Currently I am using a very old iMac, that mostly gives me a message: "unresponsive script" whenever I try to even simply move down the page, much less bring up messages or art. Because of that, I can't get back to your note with the question in it, so I can't answer there.

If I can get it to work, I will describe some things about the relationship you inquired about, in my journal [if I can get that to post -- it worked the other day, but I did that in the library, not here] Even the computers in the library branches are VERY old, but I did get it to post a new journal entry for me.

It has been a holiday weekend here and the library was closed. As I just explained, I've gone there to use their computers, while I deal with the break down of my new laptop.

I have hopes that I will get more function from this iMac eventually. Some of the limitations may be my inability to "interface" with this machine. I bought it from a friend, and when she has time, she is going to meet with me, to help me get a better understanding.

I will drop you a special note to let you know when I have written something in my journal, which will be for you. I have other friends who are interested in this, so it will be good to put it where others can read too.

If you read my artist notes under the abstract that I painted, which is in my gallery -- called "Blood and Water Flowed", it is a little background on what I believe, which is where my personal relationship begins.
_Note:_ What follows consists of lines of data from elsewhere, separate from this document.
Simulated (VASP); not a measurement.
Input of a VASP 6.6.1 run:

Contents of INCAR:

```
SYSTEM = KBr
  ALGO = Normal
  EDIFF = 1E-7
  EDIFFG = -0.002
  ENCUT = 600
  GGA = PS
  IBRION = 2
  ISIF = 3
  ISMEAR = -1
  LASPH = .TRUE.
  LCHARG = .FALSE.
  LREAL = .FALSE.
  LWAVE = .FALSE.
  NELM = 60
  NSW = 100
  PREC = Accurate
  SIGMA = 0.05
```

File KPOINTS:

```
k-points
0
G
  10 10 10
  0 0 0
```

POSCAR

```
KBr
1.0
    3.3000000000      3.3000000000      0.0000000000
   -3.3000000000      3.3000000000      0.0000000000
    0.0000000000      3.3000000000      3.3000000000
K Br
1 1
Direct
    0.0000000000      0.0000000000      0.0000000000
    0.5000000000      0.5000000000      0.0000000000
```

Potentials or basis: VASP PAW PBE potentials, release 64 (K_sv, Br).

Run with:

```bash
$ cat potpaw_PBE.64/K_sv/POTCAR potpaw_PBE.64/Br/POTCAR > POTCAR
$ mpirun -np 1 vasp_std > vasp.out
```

Starting last fall I have been talking a lot to a girl your age who was very interested. She encouraged me to keep writing, so I spoke of many things to her. I can link you to some of those conversation threads, if you want to read some of them. I think a few of them are under her art postings, in her gallery here on dA.

I have been thinking about you and your question very much, even though I didn't write back yet about it. That is partly because there is so MUCH I could write. I would like to give you an answer that would best connect, without overwhelming you with too much explanation and examples.

Have you begun your college?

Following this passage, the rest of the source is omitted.